Prohibiting Pay Secrecy (7 December 2022)
- Employees can disclose to another person/ask another person their pay and any terms and conditions that determine their remuneration.
- New contracts cannot contain pay secrecy clauses.
- Employers have a 6-month grace period to update employment contracts. Otherwise from 7 June 2023 employers may be liable for 60 penalty units, or 600 penalty units for a serious contravention.
Anti-discrimination and special measures (7 December 2022)
- Gender identity, intersex status and breastfeeding are now protected attributes.
Termination of enterprise agreements after nominal expiry date (7 December 2022)
- The Commission now must terminate an enterprise agreement under certain circumstances, including if the continued operation would be unfair to employees.
Sunsetting of ‘zombie’ agreements etc. (7 December 2022)
- Collective agreements made before the Fair Work Act 2009 commenced (including those made before the better off overall test commenced) will sunset on 6 December 2023.
Initiating bargaining (7 December 2022)
- New rights for employee bargaining representatives to be able to start bargaining.
Dealing with errors in enterprise agreements (7 December 2022)
- The Commission can now correct or amend an obvious error, defect or irregularity (whether in substance or form).
Prohibition on job advertisements that would breach the Fair Work Act (7 December 2022)
Paid family and domestic violence leave (1 February 2023)
- Employees (including casuals) of big businesses (i.e. more than 15 employees) are now entitled to 10 days of paid family and domestic violence leave every 12 months.
- However, this leave will only be available from 1 August 2023 for employees of small business employers (less than 15 employees). Employees of non-small business employers can access this leave from 1 February 2023.
Prohibiting sexual harassment in connection with work (6 March 2023)
- New protections apply for workers and various penalties may apply. The protections apply for workers, persons seeking to become workers, and persons conducting or undertaking a business to be protected from sexual harassment in connection with work.
- Vicarious liability provisions will apply. The employer will also be taken to have done the act unless the employer proves they took all reasonable steps to prevent the employee from doing acts that contravene this section.
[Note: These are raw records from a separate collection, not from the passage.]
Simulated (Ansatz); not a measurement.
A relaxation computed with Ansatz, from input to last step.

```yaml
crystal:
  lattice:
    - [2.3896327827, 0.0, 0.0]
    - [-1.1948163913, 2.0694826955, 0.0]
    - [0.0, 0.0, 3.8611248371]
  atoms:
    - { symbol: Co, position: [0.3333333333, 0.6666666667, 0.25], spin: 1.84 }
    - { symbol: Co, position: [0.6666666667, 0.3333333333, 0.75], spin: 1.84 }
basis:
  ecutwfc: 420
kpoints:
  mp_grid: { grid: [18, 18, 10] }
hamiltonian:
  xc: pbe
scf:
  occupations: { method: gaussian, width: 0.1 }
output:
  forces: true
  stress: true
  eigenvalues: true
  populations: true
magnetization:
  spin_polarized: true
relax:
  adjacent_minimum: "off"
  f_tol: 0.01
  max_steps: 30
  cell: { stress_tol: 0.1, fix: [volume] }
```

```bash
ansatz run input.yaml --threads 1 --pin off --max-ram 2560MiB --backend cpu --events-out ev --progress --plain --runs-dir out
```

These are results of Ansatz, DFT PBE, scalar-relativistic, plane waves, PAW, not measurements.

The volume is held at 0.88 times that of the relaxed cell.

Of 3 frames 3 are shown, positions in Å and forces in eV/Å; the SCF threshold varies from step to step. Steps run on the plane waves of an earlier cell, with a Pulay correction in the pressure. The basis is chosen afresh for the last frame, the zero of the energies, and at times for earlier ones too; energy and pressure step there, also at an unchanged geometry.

- Employers who cannot prove that they took all reasonable steps could be liable for 60 penalty units.
New Enterprise Agreement approval requirements (6 June or an earlier date to be fixed by proclamation)
- Prescriptive and complex pre-approval requirements are streamlined, including a new, single requirement that the Commission must be satisfied that an agreement has been genuinely agreed to by employees.
- The application of the BOOT is clarified to make clear that a global assessment is required and not a line-by-line comparison with the relevant modern award.
- New variation provisions will make it easier to vary multi-enterprise agreements to remove employers and their employees.
Changes to Bargaining (6 June or an earlier date to be fixed by proclamation)
- The Commission will be able to issue intractable bargaining declarations on application by a single bargaining representative.
- Protected Industrial Action will be able to be taken in relation to a single interest employer agreement or a supported bargaining agreement (with new notice provisions allowing protected action to commence with 120 hours notice).
- New Supported Bargaining scheme will commence.
New Flexible Work Changes allow employees to request flexible work if they are pregnant or experiencing family and domestic violence (6 June 2023)
Unpaid parental leave (6 June 2023)
- Employers must respond to requests to extend leave within 21 days.
- Employers may refuse these requests on ‘reasonable business grounds’, such as the extension would be too costly, there would be no capacity to change other employee’s working agreements to accommodate the request, it would result in a significant loss in productivity, would have a negative impact on customer service etc.
- Employees will be able to challenge an employer’s refusal in the Fair Work Commission, which can resolve such disputes by conciliation and then arbitration if necessary.
Enhancing small claims processes (1 July 2023)
- The maximum amount that can be awards through small claims court proceedings will increase from $20,000 to $100,000.
- The Court can award filing fees as costs to successful applicants.
Paid family and domestic violence leave for employees of small business (1 August 2023)
Fixed term contracts (6 December 2023)
- A contract of employment must not include a term that provides the contract will terminate at the end of an identifiable period if:
- the period is greater than 2 years; or
- the contract can be renewed so that the employee is employed for more than 2 years; or
- in certain circumstances, the employee is employed under consecutive contracts
- There are certain exceptions under section 333F such as when an employee is engaged under the contract to perform a distinct task using specialised skills, earning above the high-income threshold, undertaking essential work during a peak demand period, during emergency circumstances or temporary absence of another employee etc.